This is something that has troubled me for long.
M. Artin, in his book Algebra (pp.155-156), describes four types of symmetry (of plane figures):
- bilateral (i.e. reflective),
- rotational,
- translational, and
- glide.
I somehow understand symmetry to be a "condition" in which a figure, under a specific set of operations, remains "essentially the same" or congruent.
How do we prove that the figure before the operation and after the operation are the same? By superimposing the two. For example, if I take an equilateral triangle and rotate it by $60^\circ$, the figure before rotation and after rotation will superimpose perfectly. I am not allowed to rotate the resultant figure by $-60^\circ$ to superimpose the two figures. I have to superimpose the two figures as they are.
Hence, symmetry seems to be a marriage of certain figures and specific operations. If, after a certain operation has acted upon a figure, the two figures can be imposed without performing any further operation, we have symmetry.
Is this correct?
If it is, why is translation a "symmetry-related" operation then? If I have a triangle, and I translate it by vector $\overline{a}$, I will have to translate it by $-\overline{a}$ to superimpose the two figures! In other words, I will have to perform an additional operation for super-imposition! Same is the case for glide.
Sorry for the ambiguous wording. I have tried to elucidate my doubts to the best of my abilities. Thanks
Translation would not preserve a triangle. But if it were translation in just the right direction, it could preserve an entire plane tesselated by triangles in the way that you understand symmetry, without having to translate back. There are similar infinite tesselations of a plane that use glide reflections.
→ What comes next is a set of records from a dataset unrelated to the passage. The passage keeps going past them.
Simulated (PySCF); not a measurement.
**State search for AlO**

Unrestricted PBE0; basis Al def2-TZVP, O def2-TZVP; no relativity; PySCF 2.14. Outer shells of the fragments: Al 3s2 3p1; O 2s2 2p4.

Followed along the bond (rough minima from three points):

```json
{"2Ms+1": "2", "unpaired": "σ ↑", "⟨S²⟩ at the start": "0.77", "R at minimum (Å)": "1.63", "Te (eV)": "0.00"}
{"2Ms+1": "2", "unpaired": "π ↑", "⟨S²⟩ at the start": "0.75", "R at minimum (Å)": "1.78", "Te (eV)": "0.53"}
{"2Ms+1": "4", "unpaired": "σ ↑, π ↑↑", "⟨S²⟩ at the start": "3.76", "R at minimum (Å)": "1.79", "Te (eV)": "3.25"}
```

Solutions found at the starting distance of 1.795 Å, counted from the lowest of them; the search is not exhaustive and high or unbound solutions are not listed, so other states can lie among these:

Technically, a symmetry of an object (whether it is a single triangle or an infinite plane) is a member of a group (or possibly some other algebraic structure like a monoid) that acts on that object without changing something special about it. The "something special" can vary, but what you have in mind is the distance between two points.
So for example, the symmetry of an equilateral triangle that you imagine is not really about rotating it through the surrounding plane. It's more about the net effect of where a point on that triangle would end up once the rotation was done. And the distance between any two points before the rotation will equal the distance between them after. So that action (moving a point from its preimage to its postimage) is the symmetry.
And the examples of the infinite tesselations of the plane is more about moving points on the wires that tesselate to other points on the wires than it is about moving the entire plane. (Although you can treat the complement equally well).